The parties to a contract containing an arbitration clause are allowed to appeal arbitration awards in limited circumstances. According to the Arbitration Act 1996, if the High Court grants permission to appeal and one of the parties subsequently wishes to bring proceedings against the High Court’s judgment, it must apply to the High Court Judge for permission to appeal to the Court of Appeal. If the Judge refuses to grant leave to appeal against the High Court’s judgment, the unsuccessful party may only rely to the Court of Appeal’s residual jurisdiction which can only be exercised if the High Court’s decision is considered to be so unfair or improper that it cannot be a decision at all.

The above mentioned principle was recently applied to the Kyla shipping case Kyla Shipping Company Ltd v Bunge SA [2013] EWCA which involved a dispute arising from a charterparty between the shipowners and the charterers. The charterparty incorporated a continuing warranty that the owners would maintain insurance cover for the vessel at a stipulated level for the duration of the charterparty. The vessel was involved in a collision and the owners argued that the cost of repairing the vessel was uneconomical and that, as a result, the charterparty was frustrated. In the arbitration proceedings, the arbitrator held that the charterparty was frustrated as the cost of repair exceeded the value of the vessel.

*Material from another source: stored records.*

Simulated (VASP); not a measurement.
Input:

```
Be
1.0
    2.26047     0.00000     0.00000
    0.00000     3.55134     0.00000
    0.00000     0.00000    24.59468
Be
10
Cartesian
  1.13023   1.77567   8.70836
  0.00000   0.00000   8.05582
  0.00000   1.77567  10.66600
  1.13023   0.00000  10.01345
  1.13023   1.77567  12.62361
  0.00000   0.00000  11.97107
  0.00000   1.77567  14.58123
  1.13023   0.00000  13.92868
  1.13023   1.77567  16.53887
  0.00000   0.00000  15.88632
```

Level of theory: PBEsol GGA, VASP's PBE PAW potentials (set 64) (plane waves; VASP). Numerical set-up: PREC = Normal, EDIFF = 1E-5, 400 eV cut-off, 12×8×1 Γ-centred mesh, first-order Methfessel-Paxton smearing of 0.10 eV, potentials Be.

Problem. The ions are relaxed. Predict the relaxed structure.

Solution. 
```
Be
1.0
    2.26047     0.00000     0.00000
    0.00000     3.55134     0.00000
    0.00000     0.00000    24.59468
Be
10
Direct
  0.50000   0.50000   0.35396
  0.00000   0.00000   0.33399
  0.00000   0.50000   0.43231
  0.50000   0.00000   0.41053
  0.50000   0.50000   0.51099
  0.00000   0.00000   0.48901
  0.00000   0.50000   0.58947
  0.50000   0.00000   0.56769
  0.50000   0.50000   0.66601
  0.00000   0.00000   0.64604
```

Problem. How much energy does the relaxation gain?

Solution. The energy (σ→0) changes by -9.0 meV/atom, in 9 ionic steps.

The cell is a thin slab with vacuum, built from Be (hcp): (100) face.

Following action brought by the charterers to challenge the arbitration award, under section 69 of the Act, Mr Justice Hamblen gave permission to appeal, stating that the question of law raised was one of general public importance. Mr Justice Flaux, who heard the substantive appeal, held that the contract had not been frustrated. In particular, he found that the parties had allocated risk in the charterparty such that, where the vessel was damaged and the cost of repair was within the insured value, as it was in this case, the cost of repair was to be borne by the owners, albeit using the insurance proceeds. The vessel owners sought to challenge the Court’s judgment to the Court of Appeal. However, Mr Justice Flaux refused permission to do so because the case was not one of general public importance and he was not convinced that there was a real prospect of success if permission to appeal was given.

The owners sought to challenge Mr Justice Flaux’s refusal of permission to appeal directly to the Court of Appeal. The Court held that the owners did not manage to justify that there was such a substantial defect in the fairness of the process as to invalidate the decision or that something had gone fundamentally wrong with the process.

This case demonstrates that the opportunities for challenging arbitration awards in English Courts are more limited than in cases where the dispute is dealt with by English Courts from the outset.